1960s: Minuteman ICBM mission arrives at Hill AFB

  • Published
  • By Jonathan Bingham
  • 75th Air Base Wing Historian

Editor's note: This feature is part of a Hill Air Force Base 80th anniversary series. These articles will feature the base’s historical innovations and achievements, and will highlight mission platforms that have been operated and supported throughout the decades.

HILL AIR FORCE BASE, Utah -- The year 1960 opened a decade of unprecedented technological competition. This is no light statement considering the advancements made in the previous decade, during which the U.S. Air Force transitioned to jet engines and began the development of Intercontinental Ballistic Missiles (ICBMs).

The Soviet Union’s launch of the 23-inch-diameter satellite Sputnik 1 Oct. 4, 1957, triggered a crisis in the United States that initiated a decade-long space race and culminated in the first moon landing July 20, 1969. The impact of this crisis on Hill AFB moved the trajectory of the installation in a way that would have long-lasting affects.

During the latter half of the 1950s, an Col. Edward N. Hall led an effort in support of the viability of solid rocket fuel in ballistic missiles and then the development of a new solid fuel missile weapon system. Ultimately, his dedication led to the acquisition of the Minuteman ICBM. Had it not been for the crisis initiated by the Soviets’ launch of Sputnik 1 the Air Staff may never have approved the Minuteman’s development and acquisition.

Once approved, the new weapon system needed an assembly point and depot support. In 1959, the Air Force’s Ballistic Missiles Division and Headquarters, Air Materiel Command, asked Maj. Gen. Kenneth B. Hobson, the then-commander of the Ogden Air Materiel Area, to conduct a feasibility study into Hill AFB’s ability to support the mission. The study concluded that the Air Force would realize a cost savings of $21 million over the first five years of operation by assigning the mission to Hill AFB rather than the Hastings Naval Ammunition Depot, Nebraska, then under consideration.

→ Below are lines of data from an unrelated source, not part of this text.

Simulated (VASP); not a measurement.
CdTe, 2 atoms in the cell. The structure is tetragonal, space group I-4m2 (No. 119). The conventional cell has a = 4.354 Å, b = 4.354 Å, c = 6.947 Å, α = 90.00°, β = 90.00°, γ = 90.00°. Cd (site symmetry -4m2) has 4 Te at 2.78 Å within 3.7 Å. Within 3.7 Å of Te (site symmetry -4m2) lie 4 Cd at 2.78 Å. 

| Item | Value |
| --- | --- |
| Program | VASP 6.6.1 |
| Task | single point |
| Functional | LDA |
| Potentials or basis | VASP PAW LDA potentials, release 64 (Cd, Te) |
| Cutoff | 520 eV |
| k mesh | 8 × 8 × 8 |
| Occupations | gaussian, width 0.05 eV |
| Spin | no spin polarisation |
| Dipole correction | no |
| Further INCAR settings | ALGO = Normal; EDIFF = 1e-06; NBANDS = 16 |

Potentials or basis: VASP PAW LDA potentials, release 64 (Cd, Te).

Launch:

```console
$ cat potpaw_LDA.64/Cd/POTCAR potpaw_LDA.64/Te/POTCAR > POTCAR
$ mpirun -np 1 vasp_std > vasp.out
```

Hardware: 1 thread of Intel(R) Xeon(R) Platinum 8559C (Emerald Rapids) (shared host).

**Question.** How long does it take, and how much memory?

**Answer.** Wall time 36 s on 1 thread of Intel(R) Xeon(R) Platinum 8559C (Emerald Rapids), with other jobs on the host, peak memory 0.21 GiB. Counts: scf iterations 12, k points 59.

By the end of 1959, Hill AFB had received the mission to support the Minuteman ICBM. The facilities gained in 1955 through the addition of the Ogden Arsenal to Hill AFB played a key role in the installation’s readiness to take on support of the new weapon system. By mid-1960, Hill AFB began construction of the Missile Assembly and Maintenance Shop (MAMS) facilities wherein the Boeing Company, prime contractor for the LGM-30 Minuteman, would assemble the ICBMs from the components independently shipped to the installation from the sources of manufacture. Much of Hill AFB’s west area became part of the Boeing-operated Air Force Plant 77, which continued at the installation until 1978.

Hill AFB shipped the first operational Minuteman ICBM to Malmstrom AFB, Montana, via a C-133B on July 20, 1962. More quickly followed and due, in part, to the dedicated efforts of personnel at Hill AFB, the first ten-missile flight of Minuteman ICBMs became operational at Malmstrom AFB Oct. 27, 1962, during the Cuban Missile Crisis. This began a mission that has endured at Hill AFB for nearly six decades through which the installation has contributed immeasurably to the strategic defense of the United States.